Quentin Tarantino’s Inglourious Basterds was almost not a film. Due to the epic scale of the story and the amount of time the film covers throughout its narrative, Tarintino was considering making the film a miniseries. Like all things that end up on a production’s cutting room floor, this could have had some interesting ideas for the film.
Tarantino was set to make the story into a mini-series, but advice from a fellow director and friend caused the director to rethink how he wanted to present the alternate history narrative to the audience.
Inglourious Bastards has a storied development history
On numerous occasions, Tarantino has called Inglourious Basterds his masterpiece. The director started writing the film before he started production Kill Bill, and continued it for over a decade. Among the many iterations that the film went through, there was a time in the development process of the story when Tarantino conceived of the entire project as a mini-series.

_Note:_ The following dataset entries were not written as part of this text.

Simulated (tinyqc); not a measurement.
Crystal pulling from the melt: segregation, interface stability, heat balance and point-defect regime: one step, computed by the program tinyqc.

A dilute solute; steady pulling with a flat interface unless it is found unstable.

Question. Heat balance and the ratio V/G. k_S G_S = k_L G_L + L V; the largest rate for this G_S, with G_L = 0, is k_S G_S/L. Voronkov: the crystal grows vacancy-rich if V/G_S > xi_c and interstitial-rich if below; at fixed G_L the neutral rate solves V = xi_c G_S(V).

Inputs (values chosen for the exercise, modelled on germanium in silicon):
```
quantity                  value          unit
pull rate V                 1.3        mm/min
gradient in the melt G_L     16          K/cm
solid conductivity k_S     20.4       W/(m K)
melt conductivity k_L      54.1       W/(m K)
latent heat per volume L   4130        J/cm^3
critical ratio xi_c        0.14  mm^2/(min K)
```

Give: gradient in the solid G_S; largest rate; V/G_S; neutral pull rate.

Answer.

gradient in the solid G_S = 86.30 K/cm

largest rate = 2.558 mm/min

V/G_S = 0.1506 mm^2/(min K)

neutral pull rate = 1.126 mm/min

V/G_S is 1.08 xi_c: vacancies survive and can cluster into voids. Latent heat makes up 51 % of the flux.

The film takes its title from Enzo G. Casterllari’s The Inglourious Bastards, a 1978 war film. Tarantino deliberately misspelled the latter half of his title to add a little more personality to the film. Tarantino had to develop the script more intensely after a point because a lot of directors around him had begun to do World War 2 epics. It was Luc Besson who got Tarantino to come off the mini-series horse to develop the project as a film.
Luc Besson preferred theatres to DVDs when it came to Quentin Tarantino
Tarantino still holds the distinction of being one of the most visionary directors of our time, often spoken about in the same sentence as Martin Scorsese and Christopher Nolan. Therefore, it is no surprise that Tarantino’s fellow director and friend Luc Besson had some things to say to the Pulp Fiction director when he heard that he was working on a miniseries. Tarantino, with regards to what Benson told him, said:
“I am telling him about my big mini-series, Inglorious Basterds, that I am going to do. And Luc’s like “You one of the few filmmakers left out there who can make me want to leave my house and go to the cinema. Anybody else, I, like, watch the DVD. I can see it on TV. It’s fine. I’m good. You want to make me leave the house and go see cinema. “”
Upon hearing this, along with the fact that the time it would take to produce the miniseries might cause Besson to lose interest in the project, Tarantino decided to give the entire project one last shot, to make it work as a film. This last effort is what ended up being Inglourious Basterds as we know it.